THE Lloyd’s of London insurance market has revealed that record claims from disasters including the Chilean earthquake and US oil spill have halved its profits, and says it has seen no respite from a steady decline in prices.
Lloyd’s, which traces its origins back 322 years to a London coffee house where wealthy merchants insured ships, yesterday posted a pre-tax profit of £628 million (€ 734.3m) for the first half of 2010, down from £1.32 billion a year earlier.
Lloyd’s, a cluster of competing insurance syndicates which specialise in covering large-scale risks, said it had to absorb more claims in the first half than in any other six-month period. The market was also hit by a 15% drop in investment returns as it switched to safe low-yielding assets in the face of volatile financial markets. Property and casualty insurers worldwide have reported bumper claims in the first half of the year, with reinsurer Munich Re estimating total insured losses over the period at $70 billion, exceeding the total for all of 2009.
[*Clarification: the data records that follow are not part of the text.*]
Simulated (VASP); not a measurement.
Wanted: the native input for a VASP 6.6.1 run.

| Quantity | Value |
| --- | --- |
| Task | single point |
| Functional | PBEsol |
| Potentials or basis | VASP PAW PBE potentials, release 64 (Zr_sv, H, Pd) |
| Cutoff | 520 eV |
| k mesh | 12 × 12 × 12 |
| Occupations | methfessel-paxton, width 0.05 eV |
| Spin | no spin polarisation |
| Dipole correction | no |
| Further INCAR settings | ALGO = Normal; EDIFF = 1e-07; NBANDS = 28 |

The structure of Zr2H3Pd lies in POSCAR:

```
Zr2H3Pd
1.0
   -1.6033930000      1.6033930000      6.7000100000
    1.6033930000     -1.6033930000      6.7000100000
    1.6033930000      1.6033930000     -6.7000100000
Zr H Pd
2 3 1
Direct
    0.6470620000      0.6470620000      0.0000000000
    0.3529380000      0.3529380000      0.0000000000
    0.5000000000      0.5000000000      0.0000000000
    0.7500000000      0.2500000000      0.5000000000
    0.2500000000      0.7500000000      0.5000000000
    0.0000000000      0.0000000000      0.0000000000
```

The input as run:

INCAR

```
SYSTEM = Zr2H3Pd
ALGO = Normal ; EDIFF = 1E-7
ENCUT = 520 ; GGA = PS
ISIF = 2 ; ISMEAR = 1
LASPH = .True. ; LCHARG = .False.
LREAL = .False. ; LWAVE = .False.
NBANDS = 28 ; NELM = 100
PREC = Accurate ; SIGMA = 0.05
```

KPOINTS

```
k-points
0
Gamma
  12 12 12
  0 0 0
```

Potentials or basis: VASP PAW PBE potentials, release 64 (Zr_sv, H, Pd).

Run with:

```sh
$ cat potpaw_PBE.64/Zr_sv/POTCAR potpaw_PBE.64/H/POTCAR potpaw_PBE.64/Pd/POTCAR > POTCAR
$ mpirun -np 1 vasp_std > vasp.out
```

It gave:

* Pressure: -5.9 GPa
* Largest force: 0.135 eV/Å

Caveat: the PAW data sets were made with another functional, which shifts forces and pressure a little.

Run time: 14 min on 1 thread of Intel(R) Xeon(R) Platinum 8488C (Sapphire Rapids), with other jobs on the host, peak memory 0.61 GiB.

Insurers have had to pick up the bill for heavy storms in Europe and Australia as well as the Chilean earthquake and Gulf of Mexico oil spill, while some Lloyd’s insurers have been hit by a sharp rise in British motor insurance claims. The industry is also struggling with falling prices amid intense competition between insurers holding abundant supplies of capital after a low volume of claims in 2009.
Lloyd’s finance director Luke Savage said prices looked set to keep falling, and most of the syndicates operating in the market would probably respond by writing less business next year.